The conversion between flux density and full-beam brightness temperature required for this calibration scheme, alongside the opacity (calculated from skydips) and colour corrections, carry with them a few per cent uncertainty. The main source of uncertainty in the calibration comes from the telescope aperture efficiency, which is required to convert between flux density and antenna temperature. The aperture efficiency of the northern telescope has been determined by simulations, to an accuracy that we estimate to be 5 per cent, dominated by uncertainties in the modelling of standing waves between the feed and the sub-reflector. Further work is being done on both simulation and measurement of the aperture efficiency for the calibration of the full survey. In the meantime, a conservative 5 per cent calibration error has been assigned to these preliminary data.

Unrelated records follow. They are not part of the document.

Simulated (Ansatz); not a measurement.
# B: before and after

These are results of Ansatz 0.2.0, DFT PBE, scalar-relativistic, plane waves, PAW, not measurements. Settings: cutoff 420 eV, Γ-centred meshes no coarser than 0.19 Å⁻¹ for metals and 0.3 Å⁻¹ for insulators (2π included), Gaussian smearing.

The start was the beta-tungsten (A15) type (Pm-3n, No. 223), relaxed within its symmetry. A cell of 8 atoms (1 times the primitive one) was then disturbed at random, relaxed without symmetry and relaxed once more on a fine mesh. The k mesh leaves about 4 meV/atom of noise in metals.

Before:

The C-BASS maps are constructed from the pipeline-processed time-ordered data using the DEStriping CARTographer, descart (Sutton et al. 2010). descart performs a maximum likelihood fit to the data, by modelling the contribution of 1/f noise in the timestreams as a series of offsets of a given length. The multiple crossings of each pixel over a range of parallactic angles in long sets of observations allow these offsets to be well determined. The characteristic time-scale (‘knee frequency’) of typical 1/f fluctuations in the C-BASS intensity data is tens of mHz (corresponding to tens of seconds), depending on the atmospheric conditions. We adopt an offset length of 5 s, although we achieve similar results with 10 s. We use power spectra of the time-ordered data to estimate the white-noise variance and knee frequency, providing a model of instrumental noise which is used in the mapping process. The data are inverse-variance weighted in each pixel to achieve the optimal weighting for SNR. No striations are visible in our final map. The data are gridded into healpix (Górski et al. 2005) maps with N_side = 256, corresponding to 13.7 arcmin pixels.

The completed intensity survey made using all available data will be confusion limited, but the maps used in this analysis were made with just two months data and are noise limited. The C-BASS confusion noise limit in intensity is estimated to be ≈130 mJy beam⁻¹ (Condon 2002) or 0.8 mK, while the thermal noise limit for the two month preliminary data used in this analysis is ≈6 mK. The Galactic signals analysed in this paper are > 500 mK.

The four regions listed in Table 2 and outlined in Fig. 1. The four regions can be considered as off-plane (Area 1, which is split into two) and in-plane (Areas 2, 3 and 3). Fig. 1 shows the Galactic plane and higher latitudes as seen at 4.76 GHz by C-BASS North as well as the northern part of the Gould Belt, a star-forming disc tilted at 18° to the Galactic plane. The Gould Belt is known for its increased supernova activity (Grenier 2000) and includes the Ophiuchus cloud complex.

Figure 1.

C-BASS 4.76-GHz intensity map using data taken in 2012 January and February showing a region in the first Galactic quadrant. The data are at N_side = 256 and FWHM of 44 arcmin. The white dashed rectangles highlight the four regions, used in this analysis and the white solid curved lines delineate the northern part of the Gould Belt. The empty map region, bottom-right, is due to an absence of C-BASS North data below declination = −30°; this area will be mapped by C-BASS South observations in the future. The colour bar scale is in kelvin and the black contours are spaced at 0.2 K intervals.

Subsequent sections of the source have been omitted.